Pearlstein named APS Fellow
Pearlstein has been a member of APS since 1976. He received his PhD in engineering in 1983 from UCLA, where he had also received M.S. and B.S. degrees in engineering in 1977. He then joined the faculty at the University of Arizona, where he served as an assistant professor in the Department of Aerospace and Mechanical Engineering and the Department of Chemical Engineering until 1989. He then came to the University of Illinois as an associate professor, becoming a full professor in 2000.
In his research, Pearlstein conducts computational and analytical studies of incompressible flow, with applications to materials processing—including directional solidification of alloys and electronic materials, electrodeposition, and electrophoresis—and other mass transfer processes. He also investigates hydrodynamic stability vortex shedding and chemically reacting systems. He is currently working to develop proper orthogonal decomposition models of dynamic flight maneuvering using virtual control surfaces generated by trapped vorticity.
The criterion for election as an APS Fellow is exceptional contributions to the physics enterprise; e.g., outstanding physics research, important applications of physics, leadership in or service to physics, or significant contributions to physics education. Fellowship is a distinct honor signifying recognition by one's professional peers.
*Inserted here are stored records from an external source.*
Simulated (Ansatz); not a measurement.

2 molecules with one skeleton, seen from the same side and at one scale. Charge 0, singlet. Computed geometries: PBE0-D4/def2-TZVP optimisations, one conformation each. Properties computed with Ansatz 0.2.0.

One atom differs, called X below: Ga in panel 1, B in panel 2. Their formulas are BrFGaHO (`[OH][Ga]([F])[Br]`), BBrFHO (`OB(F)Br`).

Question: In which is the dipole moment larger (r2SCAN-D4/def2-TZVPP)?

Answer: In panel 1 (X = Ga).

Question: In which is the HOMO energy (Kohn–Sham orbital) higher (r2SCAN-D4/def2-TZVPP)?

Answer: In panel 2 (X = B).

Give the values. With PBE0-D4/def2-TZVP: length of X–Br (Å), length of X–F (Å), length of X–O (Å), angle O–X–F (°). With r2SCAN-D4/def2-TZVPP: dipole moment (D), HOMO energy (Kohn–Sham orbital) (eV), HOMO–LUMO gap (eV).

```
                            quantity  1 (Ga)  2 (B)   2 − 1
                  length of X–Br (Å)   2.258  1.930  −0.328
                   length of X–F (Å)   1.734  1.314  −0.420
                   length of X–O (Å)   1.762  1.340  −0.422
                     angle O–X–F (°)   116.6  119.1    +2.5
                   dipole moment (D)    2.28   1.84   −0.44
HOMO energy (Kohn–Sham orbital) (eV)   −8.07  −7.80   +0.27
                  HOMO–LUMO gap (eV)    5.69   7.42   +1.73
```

The American Physical Society (www.aps.org) is a non-profit membership organization working to advance and diffuse the knowledge of physics through its outstanding research journals, scientific meetings, and education, outreach, advocacy and international activities. APS represents over 50,000 members, including physicists in academia, national laboratories and industry in the United States and throughout the world. Society offices are located in College Park, MD (Headquarters), Ridge, NY, and Washington, DC.